Tornado did hit West Seattle school, experts say

E-mail E-mail this article
Print Print this article
0

It pulled a school supervisor out of her shoes and threw her 6 feet. It also tossed several children. Scientists now think the strong wind that disrupted an after-school program Monday on a playground in West Seattle was a tornado.

"... When you look at the evidence, there are no other explanations other than a small tornado," said Brad Colman of the National Weather Service.

After viewing video from KOMO TV's tower camera, Colman thinks the weather phenomenon that flung Donna Carreon and some children at the Cottage School at Gatewood Elementary School into the air was one of the few tornadoes Western Washington experiences each year.

"Seattle certainly has the possibility of some day, some time having a serious tornado. But this wasn't it," he said. The last major tornado in Western Washington touched down in Vancouver on April 5, 1972, and killed six people.

Colman was convinced by a rotating motion that showed up in the television footage.

He suspects it was caused by a combination of winds from the Puget Sound Convergence Zone - wind blowing inland from the ocean that is split by the Olympic mountain range and meets up, usually around the King-Snohomish county line - and the thunderclouds in the sky Monday.

Although Ted Buehner of the Weather Service said Tuesday that the phenomenon wasn't a tornado because of the lack of thunderstorms that are associated with them, Colman said the video as well as the accounts of witnesses override that belief.

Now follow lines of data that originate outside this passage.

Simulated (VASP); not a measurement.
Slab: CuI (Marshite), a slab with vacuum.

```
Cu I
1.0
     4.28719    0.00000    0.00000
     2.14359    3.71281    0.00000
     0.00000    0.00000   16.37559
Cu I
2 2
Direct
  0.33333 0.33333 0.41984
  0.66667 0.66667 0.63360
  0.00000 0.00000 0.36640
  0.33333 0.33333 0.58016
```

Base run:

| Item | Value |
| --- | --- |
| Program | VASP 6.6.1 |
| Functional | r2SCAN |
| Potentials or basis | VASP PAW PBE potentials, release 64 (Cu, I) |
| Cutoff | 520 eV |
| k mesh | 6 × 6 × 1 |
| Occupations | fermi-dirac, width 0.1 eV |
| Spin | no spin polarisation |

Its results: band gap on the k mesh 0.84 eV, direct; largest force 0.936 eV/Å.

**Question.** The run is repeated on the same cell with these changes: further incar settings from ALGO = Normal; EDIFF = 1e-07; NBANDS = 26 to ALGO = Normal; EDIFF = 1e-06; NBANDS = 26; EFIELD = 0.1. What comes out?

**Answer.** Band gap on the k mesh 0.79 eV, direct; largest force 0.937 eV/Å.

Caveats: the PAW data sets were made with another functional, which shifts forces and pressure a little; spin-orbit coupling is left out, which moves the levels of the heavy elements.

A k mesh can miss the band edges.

"Ted didn't have as much information as I had," he said. "When you look at all the bits of information, it doesn't point to a tornado. But when you look at all of them together, it adds credibility that very possibly it was a very weak tornado."

University of Washington atmospheric-sciences professor Cliff Mass agrees.

"It was very, very small scale," he said. "But clearly, something really interesting happened here."